Welcome to MamaBlog with Stial

This blog simply is about being a mother and the remarkable journey it is in life.

I am sure it will have its peaks and troughs and this blog is to share and hopefully get some real life advice.

Sep 2, 2009

Realization about LOVE!

For good and for bad I am starting to realize what it means to love your child and how intense it can be.

I admit that up to Isabelle’s birth I thought I could understand why parents got so extremely upset if for example their child got hurt badly, bullied, died, let you down in a horrible way, run away etc. But now I realize I never really understood to what extent I think. I guess it was hard because I had never felt that deep unconditional love that just a child can give you.

It is good in so many ways because it is lovely loving someone that much, it makes you happy just thinking about her and just looking at her. I use to think that giving up things for your child could make your life a bit boring....but now I gladly give up things for Izzy just because I love her so immensely and it makes me feel happy.

On the other hand this has also opened a few unexpected doors.

1. I can’t watch any program where a child (or animal) is hurt in any way without bursting into tears...sometimes uncontrollable. I’m telling you I can now understand how those poor mothers on Law & Order feel when their child has been murdered....
2. I also get really upset with people that fight or intentionally hurt other people. I can work myself up way so much...not always healthy

On a more serious not:
3. Now I can also understand my own mothers fear when I was younger and started going out with boys and drinking. Some of the stuff I have put her through....oh my God I am so sorry!!!
4. And more recently, moving to Australia and leaving Europe. I know I was living in the UK for a long time but the distance from Sweden to UK and to Oz is a big difference...I can just imagine how she feels about that.

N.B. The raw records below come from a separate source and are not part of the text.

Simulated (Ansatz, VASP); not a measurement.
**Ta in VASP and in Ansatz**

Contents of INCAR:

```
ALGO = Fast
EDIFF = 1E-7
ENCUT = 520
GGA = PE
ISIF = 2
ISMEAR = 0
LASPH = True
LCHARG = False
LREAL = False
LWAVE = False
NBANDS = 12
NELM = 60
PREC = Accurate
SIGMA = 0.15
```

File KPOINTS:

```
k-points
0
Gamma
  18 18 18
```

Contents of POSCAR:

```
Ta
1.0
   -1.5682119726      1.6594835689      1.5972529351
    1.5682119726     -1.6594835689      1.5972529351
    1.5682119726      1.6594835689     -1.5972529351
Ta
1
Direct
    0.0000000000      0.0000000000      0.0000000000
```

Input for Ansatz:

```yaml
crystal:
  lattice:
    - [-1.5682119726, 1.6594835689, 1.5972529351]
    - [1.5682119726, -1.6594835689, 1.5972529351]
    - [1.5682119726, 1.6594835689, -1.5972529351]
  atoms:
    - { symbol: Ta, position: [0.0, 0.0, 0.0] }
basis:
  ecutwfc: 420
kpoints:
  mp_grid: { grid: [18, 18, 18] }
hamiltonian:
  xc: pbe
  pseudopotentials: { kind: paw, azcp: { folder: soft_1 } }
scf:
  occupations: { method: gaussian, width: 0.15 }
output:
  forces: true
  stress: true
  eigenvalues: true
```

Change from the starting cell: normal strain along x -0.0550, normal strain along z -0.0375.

The realization that I still might be hurting my mum everyday makes my heart crumble, it feels like a black empty hole yet heavy as a mountain. (Of course I don’t know for sure how she fees as I have only been a mum for 4 months, and after all I am in my thirties and she might have been happy to get rid of me...but I doubt that)

Having a child and starting a family makes you miss your parents and home country in a whole different way. It makes you put so much more importance on where you come from, tradition and culture...well it does for me anyway. And I miss Sweden very much!

BUT one has to see the positive things in life and in only 3 months and 18 days (countdown is on) we are taking the whole family (minus the dog) for a long holiday to Sweden. I am so looking forward seeing my parents, brother with new family,friends and having a white Christmas with skiing, open fires and lots of Glogg...and of course show off my beautiful Isabelle.

Until then we have the phone, the skype, this blogg and pictures of course.